Some of these date back to older versions but efforts are made to keep the most important - sometimes :)

LambdaStack Health Monitor service design proposal

Affected version: 0.6.x/0.7.x

Goals

Provide service that will be monitoring components (Kubernetes, Docker, Kafka, EFK, Prometheus, etc.) deployed using LambdaStack.

Use cases

Service will be installed and used on Virtual Machines/Bare Metal on Ubuntu and RedHat (systemd service). Health Monitor will check status of components that were installed on the cluster. Combinations of those components can be different and will be provided to the service through configuration file.

Components that Health Monitor should check:

• Kubernetes (kubelet)*
• Query Kubernetes health endpoint (/healthz)*
• Docker*
• Query Docker stats*
• PostgreSQL
• HAProxy
• Prometheus
• Kafka
• ZooKeeper
• ElasticSearch
• RabbitMQ

* means MVP version.

Health Monitor exposes endpoint that is compliant with Prometheus metrics format and serves data about health checks. This endpoint should listen on the configurable port (default 98XX).

Design proposal

TODO

2.10 - Infrastructure

Some of these date back to older versions but efforts are made to keep the most important - sometimes :)

Cloud resources naming convention

This document describes recommendations how to name infrastructure resources that are usually created by Terraform. Unifying resource names allows easily identify and search for any resource even if no specific tags were provided.

Listed points are based on development of LambdaStack modules and best practices provided by Microsoft Azure.

In general resource name should match following schema:

<prefix>-<resource_type>-<index>

Prefix

LambdaStack modules are developed in the way that allows user specify a prefix for created resources. This approach gives such benefits as ordered sorting and identifying who is the owner of the resource. Prefix can include following parts with a dash - as a delimiter.

Resource type

Resource type is a short name of resource that is going to be created. Examples:

• rg: resource group
• nsg: network security group
• rt-private: route table for private networking

Index

Index is a serial number of the resource. If single resource is created, 0 is used as a value.

2.11 - Kubernetes/Vault Integration

Some of these date back to older versions but efforts are made to keep the most important - sometimes :)

LambdaStack Kubernetes with Hashicorp Vault integration

Affected version: 0.7.x

1. Introduction

We want to provide integration of Kubernetes with Hashicorp Vault with couple of different modes:

1. vault - prod/dev mode without https
2. vault - prod/dev mode with https
3. vault - cluster with raft storage

We are not providing vault in vault development mode as this doesn't provide data persitency.

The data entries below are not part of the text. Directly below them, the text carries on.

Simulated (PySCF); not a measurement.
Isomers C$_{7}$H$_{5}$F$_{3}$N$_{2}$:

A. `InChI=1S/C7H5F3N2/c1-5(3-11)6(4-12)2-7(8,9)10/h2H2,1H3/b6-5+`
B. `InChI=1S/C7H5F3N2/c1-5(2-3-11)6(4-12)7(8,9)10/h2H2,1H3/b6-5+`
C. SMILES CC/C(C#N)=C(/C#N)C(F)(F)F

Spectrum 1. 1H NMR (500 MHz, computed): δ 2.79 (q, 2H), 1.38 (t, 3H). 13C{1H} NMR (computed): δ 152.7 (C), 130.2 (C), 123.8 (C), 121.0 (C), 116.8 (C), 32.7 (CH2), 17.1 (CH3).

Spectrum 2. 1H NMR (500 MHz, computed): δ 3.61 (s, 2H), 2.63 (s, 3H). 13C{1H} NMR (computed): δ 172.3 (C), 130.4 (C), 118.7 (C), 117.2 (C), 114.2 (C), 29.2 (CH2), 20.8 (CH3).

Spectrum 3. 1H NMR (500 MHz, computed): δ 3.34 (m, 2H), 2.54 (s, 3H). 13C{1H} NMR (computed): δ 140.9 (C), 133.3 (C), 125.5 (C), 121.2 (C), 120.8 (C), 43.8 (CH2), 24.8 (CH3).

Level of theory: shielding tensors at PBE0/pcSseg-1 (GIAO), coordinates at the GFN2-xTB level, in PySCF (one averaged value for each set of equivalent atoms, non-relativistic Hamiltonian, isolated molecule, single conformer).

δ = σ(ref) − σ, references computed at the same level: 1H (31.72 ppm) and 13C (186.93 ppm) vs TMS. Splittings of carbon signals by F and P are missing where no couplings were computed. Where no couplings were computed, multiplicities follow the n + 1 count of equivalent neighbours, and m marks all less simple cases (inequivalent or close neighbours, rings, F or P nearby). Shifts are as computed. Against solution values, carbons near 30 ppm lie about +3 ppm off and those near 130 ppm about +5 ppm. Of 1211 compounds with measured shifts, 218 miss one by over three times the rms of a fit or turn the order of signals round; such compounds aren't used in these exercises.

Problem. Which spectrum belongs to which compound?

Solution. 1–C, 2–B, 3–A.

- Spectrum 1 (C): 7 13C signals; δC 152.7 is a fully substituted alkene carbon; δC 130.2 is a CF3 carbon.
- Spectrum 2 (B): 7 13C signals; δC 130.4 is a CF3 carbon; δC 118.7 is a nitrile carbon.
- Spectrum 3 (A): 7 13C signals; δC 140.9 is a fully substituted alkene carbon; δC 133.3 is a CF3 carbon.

If user would like then can use automatic injecting of secrets into Kubernetes pods with usage of sidecar integration provided by Hashicorp Vault agent. Sidecar will based on annotations for pods inject secrets as files to annotated pods.

2. Goal

In LambdaStack you can use Kubernetes secrets stored in etcd. We want to provide integration with Hashicorp Vault to provide additional security for secrets used inside applications running in LambdaStack and also provide possibilty of usage safely secrets for components that are running outside of Kubernetes cluster.

3. Design proposals

In all deployment models vault is installed outside Kubernetes cluster as a separate service. There is a possibility of usage Hashicorp Vault deployed on Kubernetes cluster but this scenario is not covered in this document.

Integration between Kubernetes and Hashicorp Vault can be achieved via Hashicorp Vault Agent that is deployed on Kubernetes cluster using Helm. Also to provide this Hashicorp Vault needs to be configured with proper policies and enabling kubernetes method of authentication.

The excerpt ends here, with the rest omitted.